Love him, hate him - Jerry was no 'crumb'
CHICAGO (AP) Respected and reviled in his hometown, this much can't be argued when it comes to Jerry Krause: He helped take the Chicago Bulls to heights few teams have reached.
Krause, the general manager of the Bulls during a 1990s dynasty that included six NBA championships with Michael Jordan and Scottie Pippen leading the way, has died. He was 77.
The Bulls confirmed his death on Tuesday.
A Chicago native, Krause spent 18 seasons leading the Bulls' front office and was a two-time NBA executive of the year. He helped put together a run that ranks among the most successful in NBA history and made the franchise a worldwide brand.
"The entire Bulls organisation is deeply saddened by the passing of Jerry Krause," chairman Jerry Reinsdorf said. "Jerry was one of the hardest working guys I have ever been around, and he was one of the best talent evaluators ever. Jerry played an integral role in our run of six championships in eight years. He truly was the architect of all our great teams in the '90s."
With Jordan and Pippen soaring around Chicago and Phil Jackson pulling the strings from the sideline, the Bulls dominated in a way few teams have. Krause, who took over as general manager in 1985, was responsible for surrounding Jordan with the pieces that helped create two championship three-peats in the 1990s.
"Jerry was a key figure in the Chicago Bulls' dynasty of the 1990s and meant so much to the Bulls, the White Sox and the entire city of Chicago," Jordan, the Charlotte Hornets' owner, said through his spokesperson. "My heartfelt condolences go out to his wife, Thelma, his family and friends."

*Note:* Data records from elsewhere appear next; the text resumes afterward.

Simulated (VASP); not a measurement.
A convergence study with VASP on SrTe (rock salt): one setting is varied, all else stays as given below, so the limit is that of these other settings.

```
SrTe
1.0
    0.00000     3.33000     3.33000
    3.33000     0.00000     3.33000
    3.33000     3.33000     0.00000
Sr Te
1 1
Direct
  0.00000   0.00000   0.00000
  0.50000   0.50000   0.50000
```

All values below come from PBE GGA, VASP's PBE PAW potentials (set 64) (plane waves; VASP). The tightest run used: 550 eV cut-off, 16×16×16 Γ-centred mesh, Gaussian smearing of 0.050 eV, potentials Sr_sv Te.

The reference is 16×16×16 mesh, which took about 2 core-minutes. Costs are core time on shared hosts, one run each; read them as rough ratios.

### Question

For all their success, it wasn't necessarily a smooth ride. Jordan referred to him as "crumbs" for doughnut residue on his clothes. A feud with Krause contributed to Jackson's departure and the disintegration of the dynasty following the second three-peat in 1998.
It didn't help Krause's image when he was quoted as saying, "Players and coaches don't win championships, organisations win championships."
He insisted he was simply trying to give scouts and employees behind the scenes their due and that he actually said this: "Players and coaches alone don't win championships, organisations."